To my surprise and pleasure, the Dell workstation came with a 10 GbE motherboard port. I’ve been using 10 GbE for about 5 years now in the server room, using mostly fiber connections, but, in recent years, some copper ones. I’ve bought workstations with it, but never used that capability. I decided to network the new workstation with the Lenovo P16 laptop. I thought that 2.5 Gb/s would probably be fast enough, so I 0ordered a D-Link 2.5 GbE 5-port switch and some Cat 7 cables. Everything appeared to go fine. I made some large transfers with apparent success. But when I ran Ookla SpeedTest, the uploads failed.
I swapped the port on the workstation to the 1 GbE port, and things went swimmingly. I swapped ports on the D-Link switch and it made no difference. I swapped Ethernet cables, and that made no difference, either.
Then I remembered that I’d had some difficulty a few years back in the server room mixing and matching 10 GbE and 2.5 GbE devices.

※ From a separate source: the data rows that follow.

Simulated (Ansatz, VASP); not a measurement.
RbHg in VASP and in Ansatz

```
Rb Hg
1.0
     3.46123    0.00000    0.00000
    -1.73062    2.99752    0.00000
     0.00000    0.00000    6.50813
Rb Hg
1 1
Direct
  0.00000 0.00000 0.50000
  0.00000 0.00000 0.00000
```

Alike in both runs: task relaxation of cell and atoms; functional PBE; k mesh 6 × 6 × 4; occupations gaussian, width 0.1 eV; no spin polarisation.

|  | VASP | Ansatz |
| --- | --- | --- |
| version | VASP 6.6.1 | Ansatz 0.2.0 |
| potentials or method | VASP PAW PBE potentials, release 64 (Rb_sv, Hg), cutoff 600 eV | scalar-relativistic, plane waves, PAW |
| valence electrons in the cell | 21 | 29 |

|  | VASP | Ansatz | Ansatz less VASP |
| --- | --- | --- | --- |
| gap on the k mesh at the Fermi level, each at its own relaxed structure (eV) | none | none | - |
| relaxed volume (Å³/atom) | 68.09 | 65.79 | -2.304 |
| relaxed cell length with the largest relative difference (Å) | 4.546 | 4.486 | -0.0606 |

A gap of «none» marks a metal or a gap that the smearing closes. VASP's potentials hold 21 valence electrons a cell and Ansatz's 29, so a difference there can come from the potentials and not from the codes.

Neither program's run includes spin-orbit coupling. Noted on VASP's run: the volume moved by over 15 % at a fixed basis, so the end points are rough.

There was no problem with 10 MbE, 100 Mb,E and 1 GbE devices, probably because the faster ones came after the slower ones. But we jumped from 1 GbE to 10 GbE, then we went back and filled in the 2.5 Gb/s and 5 Gb/s connections, so there are proobably devices out there that don[‘t know how to negotiate down from 10 Gb/s to 2.5 or 5.
So I bought a QNAP switch, with two 10 GbE ports and four 2.5 GbE ones. I hooked the 10 GbE port on the workstation to one of the 10 GbE ports on the switch, and I hooked the laptop up to one of the 2.5 GbE ports on the switch.